Susan: Well, I think that that’s so important because one of the things that, you know, I talk with entrepreneurs all the time about is being confident enough to reach out to your sphere of influence and talk to people that you already know in real life about what it is that you do and all of us get nervous, have limiting beliefs that come up when we’re pitching ourselves. But what is it that you think is so important for business owners in terms of developing their confidence enough to pitch themselves even to their brother or their dad like you did? What is it that you told yourself that helped you develop that confidence? Or do you have a little trick that you teach your clients in order to become that confident female business owner that, you know, puts herself out there?
Adrienne: Yeah, so I think that for me. And I have like a little cyclical visual that I would refer to. But it’s like that action creates clarity and that that clarity is what creates confidence, because we usually don’t feel confident when we feel like we don’t know what we’re doing or don’t have it all figured out, and so we stay paralyzed. But the truth is – and we think, “Oh I just need to think on this some more. I need to go in the bat-cave and work on this some more before I put it out there because I’m not confident yet, so let me work on it some more in my head.” And I just knew that working on it more in my head was only making me more and more nervous about it.
So I was like, oh, action, and I saw this through practice, that action was what was going to create that clarity for me and that that clarity through the action was what was creating more confidence. So it became this, like, cyclical loop because then once we have more confidence, we take more action. So I was like, okay, I have to take action on these things. I have to understand what my goals are and know that by not taking any action, I’m not getting any closer to them. So what do you really want, Adrienne; what do you really want? But for me, action is always the thing that creates confidence because it’s like – I mean, I have a background in athletics and sports and so I always pretty much can equate everything to that somehow. And I’m like, you know, the way that you show up and have more confidence on game day is by practicing.
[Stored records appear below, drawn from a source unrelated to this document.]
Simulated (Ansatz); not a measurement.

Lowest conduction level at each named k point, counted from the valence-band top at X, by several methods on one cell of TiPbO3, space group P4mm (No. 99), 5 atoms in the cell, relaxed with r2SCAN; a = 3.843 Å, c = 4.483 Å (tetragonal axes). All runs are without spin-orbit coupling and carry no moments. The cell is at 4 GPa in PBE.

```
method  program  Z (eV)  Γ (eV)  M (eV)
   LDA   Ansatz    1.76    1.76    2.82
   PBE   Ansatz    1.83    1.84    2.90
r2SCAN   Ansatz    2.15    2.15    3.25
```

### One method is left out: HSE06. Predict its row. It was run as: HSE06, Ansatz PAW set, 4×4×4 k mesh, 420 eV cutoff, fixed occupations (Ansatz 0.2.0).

You practice and you train and you show up in the months previous to game day or to race day so that you have more confidence to, like, let go of the control and just know that you’ve prepared. And most people just think that they should have all the game day and race day confidence on day one, and you’re not going to. If you haven’t prepared, if you haven’t trained, if you haven’t practiced, then it’s going to be really hard to show up on game day and win. So for me, it’s just about the daily action, those small wins that constantly build up to race day ready.
Susan: I love that. Number one – I’m a quick start, which means I learn through actions. I don’t know if you’ve ever taken the Kolbe? Are you a quick start as well?
Adrienne: I’m a quick start.
Susan: Yeah, so we…
Adrienne: But I have some decent follow through as well, which is probably why, operationally, I’m good there as well.
Susan: Right, well I do think that you’re hitting on a point that I hope all of you coaches listening to this are paying attention to because I think that thought work is the answer to all the world’s problems. However, I think that we can use our own coaching tools against ourselves and get stuck in paralysis of analysis and try to think our way through something when – like you’re saying that action is – you’re ready to take action; you’re just stalling by thinking more. And by thinking more, you’re getting into a spin-cycle. So if you can’t find a replacement thought that propels you into action and you’re just spinning, spinning, spinning, spinning, then action – I agree with you, taking action can create a result that then gives you real life evidence that, “Okay, let’s go, keep going.” And the second point that you make, I think, is so important, that none of us – which is why I’m asking every single guest, like, talk to me about your first year in business. You still had your full-time gig, right? And you started as a side hustle.
Susan: I think so many coaches listening to this podcast or looking at you or me or any of the guests that I’m going to have online and think, “Wow, she sold out that retreat in 24 hours. I should be able to do that.” And I hope you do, but there’s lots of tiny movements that have happened behind the scenes for months and months and months in order for that to happen.
Adrienne: Years and years and years…
Susan: Right, years and years and years.
Adrienne: And that’s the practice that we put in, right. And a lot of the practice that people put in, you don’t get to see. That’s the boring stuff behind the scenes that I’m not putting on social media all the time. I mean, if you wanted to have like a Big Brother cam, you could see the practice. You could see the training, you could see the consistency of day in and day out what it actually looks like. But what you see is the front, the launch, the retreat, you know, the full coaching practice or whatever it is. And that has come through, I think, action and consistency in the day to day that, for me, is so important; so, so important, to be consistent through the process. Because you will learn so much through that action and consistency about what is a yes and what is a no for you.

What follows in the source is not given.